# Provo R. & DC LMB & Litle Dell 3-25



## tye dye twins (Mar 8, 2011)

Lower Provo River - Decided to cover more ground this time by using my Mtn. Bike. Started semi close to the dam and worked my way down. Started casting by 11 :30am. I lost 2 browns and got a bite from 1 brown. My twin fished below Vivian Park and got skunked. Tough with the crowds today but oh well. We left by 2:45pm. I was using a blue fox silver spinner in size#2.
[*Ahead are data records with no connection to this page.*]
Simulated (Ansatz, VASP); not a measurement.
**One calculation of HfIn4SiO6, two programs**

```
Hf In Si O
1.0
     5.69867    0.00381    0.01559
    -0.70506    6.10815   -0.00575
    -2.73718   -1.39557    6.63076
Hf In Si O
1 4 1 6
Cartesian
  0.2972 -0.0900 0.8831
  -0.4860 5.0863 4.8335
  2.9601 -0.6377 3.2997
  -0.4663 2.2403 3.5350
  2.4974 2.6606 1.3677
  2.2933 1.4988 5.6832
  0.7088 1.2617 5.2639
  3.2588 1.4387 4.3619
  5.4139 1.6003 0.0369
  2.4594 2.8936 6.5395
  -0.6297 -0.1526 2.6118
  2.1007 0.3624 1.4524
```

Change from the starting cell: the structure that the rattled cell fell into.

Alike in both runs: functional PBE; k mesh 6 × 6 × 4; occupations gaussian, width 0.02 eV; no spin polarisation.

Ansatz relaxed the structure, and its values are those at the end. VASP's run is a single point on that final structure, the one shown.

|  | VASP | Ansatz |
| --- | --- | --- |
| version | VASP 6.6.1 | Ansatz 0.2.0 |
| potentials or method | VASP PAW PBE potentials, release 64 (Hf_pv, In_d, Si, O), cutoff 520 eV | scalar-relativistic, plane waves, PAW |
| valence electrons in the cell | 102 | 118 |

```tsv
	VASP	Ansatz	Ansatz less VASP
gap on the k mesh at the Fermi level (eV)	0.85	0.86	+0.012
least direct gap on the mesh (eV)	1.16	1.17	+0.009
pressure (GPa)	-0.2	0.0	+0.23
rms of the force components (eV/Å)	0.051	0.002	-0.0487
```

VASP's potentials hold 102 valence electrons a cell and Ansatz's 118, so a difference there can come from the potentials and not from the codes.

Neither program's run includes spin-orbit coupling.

Deer Creek - We hit the Wallsburg Inlet stream for 15 minutes. My twin hooked up with a Large Mouth Bass at 14.5 inches! Umm that is going to taste great! Then a few casts later he got a rainbow trout. A friend saw us from the highway and said hi, then covered my windshield with rocks and block my tires with large rocks. Just a bit of revenge for when I put a rainbow trout body on her car a few months ago while it was raining. Made quite the smear when she turned on the wipers. :lol:

We bailed to let a large family that barley arrived have our hole. I lost 1 fish while we were there. My twin got both fish on a roostertail spinner in silver blade, black body and black fur. I used a gold jakes. The salmon eggs on the jig head didn't work.

Little Dell - Arrived at 4:30pm and fished till a bit past dark. The action picked up at sunset. I caught 6 cutts and lost 12. My twin caught 6 cutts and lost 6 cutts. We were using gold kastmasters and a strike king red eyed shad in baby carp color. It was tough to keep them on the hook today. The inlet was hot a bit after dark. Watch out for the mud! You mght find a fossilized fisherman a 1,000 years from now!

My twin's Largie at 14.5 inches long at Deer Creek!









My twin's Cutts from Little Dell

























My cutty from Little Dell









The last Cutthroat Trout of the day by my twin


----------



## Bscuderi (Jan 2, 2012)

*Provo R. & DC LMB & Litle Dell 3-25*

Nice bass ahhhhh I need to get the large mouth bass taken care of from the bucket list! They look so awesome to catch!


----------



## utahgolf (Sep 8, 2007)

there's a consumption advisory on dc bass. just eating one can lead to flat hair, happened to a friend of mine, even gorilla glue can't help him gel up his hair now... hope that's enough of a deterrent!


----------



## tye dye twins (Mar 8, 2011)

Bscuderi said:


> Nice bass ahhhhh I need to get the large mouth bass taken care of from the bucket list! They look so awesome to catch!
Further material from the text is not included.